The doors of the Carcross/Tagish First Nation government building have been barricaded. “And those doors will stay locked until our people see change,” said the man, who chained shut the handles and blocked the entrance with a bench on Tuesday morning.
carcross

CARCROSS

The doors of the Carcross/Tagish First Nation government building have been barricaded.

“And those doors will stay locked until our people see change,” said the man, who chained shut the handles and blocked the entrance with a bench on Tuesday morning.

He calls himself Kachneec, his Tlingit name. The other protesters call him Bobbie.

Change is on everyone’s mind in this community.

The Carcross/Tagish leadership is reforming the First Nation, drawing on a Boston, Massachusetts, movement called Theory of Change, which has been used to rehabilitate gangmembers, smokers and small communities throughout the world, according to deputy chief Danny Cresswell.

“This stuff has worked all around the world,” said Cresswell. “It’s getting people on a better track of life, a better quality of life.”

So while protesters chain and barricade their offices, the First Nation staff is being trained on the new theory up the hill at the Carcross recreation centre

The First Nation has already started working with its theory within the school system, along with the Yukon government, said Chief Mark Wedge.

“Anytime change occurs, people aren’t happy with it,” he said. “And that’s what’s happening. People aren’t happy.”

Down at the campfire before the government building, that’s clear.

Here, Theory Of Change has become a punchline.

“It’s only words,” said Harold Gatensby, cofounder of the Yukon River Intertribal Watershed Council. “The Theory Of Change, if you look it up on the internet, is some intellectual person who wrote a book and said this is the way he thinks things should be. We’re guinea pigs. What do you call that when they’re taking executives to Boston to plan our future then telling us we’re broke?”

When the plan started affecting social assistance, many people started to take action.

Late last year, letters were mailed to citizens who receive the First Nations’ temporary financial assistance payments explaining it’s too expensive and many people who receive it are employable.

The cost of financial assistance grew again last year, which prevented spending on language programs and other initiatives, said Wedge.

But the protesters assert this isn’t just about money.

“The underlying tone is that we’re a bunch of crybabies because we’re getting cut off welfare,” said Gatensby. “But that’s not true.”

Their goal is for a more transparent and democratic leadership, they said.

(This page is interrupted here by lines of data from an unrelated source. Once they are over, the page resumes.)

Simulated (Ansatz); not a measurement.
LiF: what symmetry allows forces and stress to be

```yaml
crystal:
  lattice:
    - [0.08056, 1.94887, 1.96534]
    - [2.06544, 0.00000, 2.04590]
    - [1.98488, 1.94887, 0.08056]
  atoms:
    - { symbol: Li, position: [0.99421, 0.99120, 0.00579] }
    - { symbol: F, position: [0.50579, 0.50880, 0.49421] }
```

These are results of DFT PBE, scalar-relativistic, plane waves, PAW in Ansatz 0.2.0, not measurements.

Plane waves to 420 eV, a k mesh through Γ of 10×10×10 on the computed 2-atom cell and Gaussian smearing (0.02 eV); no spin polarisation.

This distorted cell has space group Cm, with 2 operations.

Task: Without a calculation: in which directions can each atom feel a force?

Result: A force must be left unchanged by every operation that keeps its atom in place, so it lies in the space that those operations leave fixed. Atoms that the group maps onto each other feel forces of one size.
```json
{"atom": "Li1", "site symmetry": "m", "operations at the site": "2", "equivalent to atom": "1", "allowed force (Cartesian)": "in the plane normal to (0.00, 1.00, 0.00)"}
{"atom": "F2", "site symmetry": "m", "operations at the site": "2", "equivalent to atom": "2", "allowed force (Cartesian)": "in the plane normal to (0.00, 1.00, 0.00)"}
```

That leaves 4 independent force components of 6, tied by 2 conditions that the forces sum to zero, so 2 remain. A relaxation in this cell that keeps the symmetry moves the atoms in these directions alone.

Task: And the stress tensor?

“It’s not supposed to be the way it is now: a dictatorship leadership,” said one protestor who also would only give his Tlingit name, Shakoon. “Not listening to people, bullying people around, taking things away. If you are on SA, or an employee of the First Nation, and you speak out against that, they’ll take your job away, they’ll cut you off of SA or they’ll do other things to you.”

“The change I am looking for is to be involved,” said Kachneec. “We say, ‘No’ and they go ahead and do it anyway.”

The Carcross/Tagish First Nation follows a clan system, where representatives for all five clans are elected to the executive.

This system is the main argument for both sides of the transparency dispute.

For the protestors, it is cronyism.

For leadership, it’s a traditional democracy.

“Carcross/Tagish First Nation is probably more accountable and more transparent than most governments, both Yukon, Canada and other First Nation governments,” said Wedge, listing the different departments, their clan representatives and their public meetings, which he adds, many people don’t attend.

The chief met with the protestors Tuesday afternoon, but attempts to negotiate were rejected.

The development compound has also been chained.

Protesters tried to barricade the recreation centre on Wednesday, but were confronted by government employees. Eventually the protesters gave up and went back to their fire down by the office complex.

So far, the protest has been peaceful, but the fire remains burning, chains still on the door.